Scott and Cardenas say that with the economic crisis, children in already poverty-stricken areas may become more vulnerable to gangs, underscoring the importance of strengthening gang intervention/prevention and after-school programs.
“Now more than ever, policy-makers should be increasing funding for community-based gang intervention/prevention programs,” said Cardenas. “While we are finding solutions to this economic crisis, we cannot forget about our children who are most vulnerable to crime. Mothers and fathers are leaving their children at home to work more hours and more jobs just to make ends meet. I urge Congress to pass the Youth PROMISE Act to help strengthen gang prevention and intervention before the economy gives these kids more of a reason to choose violence.”
“The Youth PROMISE Act could be a critical component in reducing crime in Los Angeles and across the United States,” said Congressman Scott. “For years, we have been codifying slogans and soundbites
that do nothing to reduce crime. As a result, the average incarceration rate in the U.S. is far above the incarceration rates in other countries and incarceration costs have risen to $65 billion per year.”
"While we have seen a decrease in juvenile prisoners over the last three years, the economic crisis leaves many children and teens more vulnerable to gangs,” said LA County Sheriff Lee Baca. “Now more than ever, we need to make sure our gang prevention and intervention programs are strong and present. Law enforcement can't do it alone. The Youth PROMISE Act will instill a balance of suppression, intervention, and prevention."

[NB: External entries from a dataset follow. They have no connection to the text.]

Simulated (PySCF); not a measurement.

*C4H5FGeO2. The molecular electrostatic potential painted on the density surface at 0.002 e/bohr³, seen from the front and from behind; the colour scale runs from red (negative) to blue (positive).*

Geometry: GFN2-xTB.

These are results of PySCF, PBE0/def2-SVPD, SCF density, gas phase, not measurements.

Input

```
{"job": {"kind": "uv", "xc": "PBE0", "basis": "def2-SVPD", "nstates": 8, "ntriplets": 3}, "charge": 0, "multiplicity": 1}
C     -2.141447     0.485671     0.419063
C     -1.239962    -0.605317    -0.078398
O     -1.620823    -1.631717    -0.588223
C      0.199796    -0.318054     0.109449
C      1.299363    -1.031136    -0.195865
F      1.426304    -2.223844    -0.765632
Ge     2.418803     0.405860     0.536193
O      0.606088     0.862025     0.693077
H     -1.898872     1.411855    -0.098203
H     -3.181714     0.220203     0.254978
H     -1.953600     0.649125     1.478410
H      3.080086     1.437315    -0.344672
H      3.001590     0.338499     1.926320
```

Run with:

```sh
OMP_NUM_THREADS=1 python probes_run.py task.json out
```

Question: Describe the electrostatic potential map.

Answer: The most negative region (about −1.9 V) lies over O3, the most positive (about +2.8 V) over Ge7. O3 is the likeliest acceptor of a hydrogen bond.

Congressman Scott explained that his legislation builds upon evidence-based practices proven to reduce juvenile violence and delinquency rather than creating additional and duplicative punitive approaches. The Youth PROMISE Act directs resources towards communities facing an increased risk of crime and gang activity in order to enable those neighborhoods to begin to address unmet needs. Communities facing the greatest gang challenges will unite under a local council that includes law enforcement, community-based organizations, schools, faith organizations, health, social services and mental health providers to develop a comprehensive plan to help at-risk children.
Proponents of the legislation say there will be a cost-savings to society by investing in prevention and intervention rather than more costly prosecution and incarceration. In Scott’s original YPA bill, it was projected that the bill would generate $2.9 billion for prevention and intervention programs. California spends over $10 billion in incarceration costs, exceeding the $7.1 billion that the state spends on the entire UC college system and the Cal State University system combined. The state also spends roughly $46,000 a year for one adult in prison and $252,000 a year to incarcerate one youth. It only costs $1200 - $1300 a year to keep that same youth or adult in an intervention or prevention program.